Russian warplanes have carried out "intense" new strikes in two Syrian provinces, a monitoring group said Wednesday.
Planes "believed to be Russian" hit at least four locations in central Hama province, and three locations in northwestern Idlib province, the Syrian Observatory for Human Rights said.
The Britain-based group had no immediate tolls from the strikes overnight and in the early hours of Wednesday which were "more intense than usual".
"For the first time the strikes were accompanied by fighting on the ground between regime forces and rebels," said Observatory director Rami Abdel Rahman.
He said the clashes took place in Hama province and began when regime forces including pro-government militias launched an attack on rebels as Russian planes carried out air strikes.
"There was also heavy use of surface-to-surface shelling by the regime in the province," he added.

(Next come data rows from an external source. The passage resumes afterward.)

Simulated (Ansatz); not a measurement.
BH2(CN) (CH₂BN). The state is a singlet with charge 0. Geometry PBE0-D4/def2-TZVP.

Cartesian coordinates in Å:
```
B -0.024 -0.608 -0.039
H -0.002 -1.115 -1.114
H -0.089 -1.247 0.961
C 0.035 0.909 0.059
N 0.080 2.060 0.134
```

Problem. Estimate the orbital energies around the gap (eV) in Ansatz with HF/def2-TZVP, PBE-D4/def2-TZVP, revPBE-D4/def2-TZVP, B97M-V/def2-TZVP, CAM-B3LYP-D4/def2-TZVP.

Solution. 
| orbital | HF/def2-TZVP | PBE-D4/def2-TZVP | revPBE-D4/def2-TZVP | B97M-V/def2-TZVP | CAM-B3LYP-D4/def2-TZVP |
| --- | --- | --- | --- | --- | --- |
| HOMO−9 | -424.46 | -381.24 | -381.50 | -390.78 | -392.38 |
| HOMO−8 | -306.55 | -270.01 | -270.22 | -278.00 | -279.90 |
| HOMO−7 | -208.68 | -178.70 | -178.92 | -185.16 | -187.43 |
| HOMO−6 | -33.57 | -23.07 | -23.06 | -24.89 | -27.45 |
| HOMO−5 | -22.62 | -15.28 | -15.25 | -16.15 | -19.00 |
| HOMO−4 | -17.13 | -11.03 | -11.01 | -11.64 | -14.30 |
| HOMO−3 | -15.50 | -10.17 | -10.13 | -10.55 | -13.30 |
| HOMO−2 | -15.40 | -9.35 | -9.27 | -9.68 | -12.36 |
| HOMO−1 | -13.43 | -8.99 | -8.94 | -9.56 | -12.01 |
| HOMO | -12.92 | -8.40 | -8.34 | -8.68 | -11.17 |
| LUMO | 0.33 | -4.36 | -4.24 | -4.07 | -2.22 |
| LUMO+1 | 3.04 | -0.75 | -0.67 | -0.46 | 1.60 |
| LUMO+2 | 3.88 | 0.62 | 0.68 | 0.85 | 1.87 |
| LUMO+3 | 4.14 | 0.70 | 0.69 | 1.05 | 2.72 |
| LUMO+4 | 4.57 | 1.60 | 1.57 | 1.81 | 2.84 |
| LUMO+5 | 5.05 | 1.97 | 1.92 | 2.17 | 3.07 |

Both Hama and Idlib provinces have already been heavily targeted by Russian warplanes in an aerial campaign that began a week ago and which Moscow says targets the Daesh group.
Syrian rebels and their backers accuse Russia of targeting a whole range of opposition forces.
On Tuesday night, Russia's defence ministry said it had carried out air strikes on 12 Daesh targets throughout the day, including around the eastern city of Deir Ezzor and in Damascus, Idlib and Latakia provinces.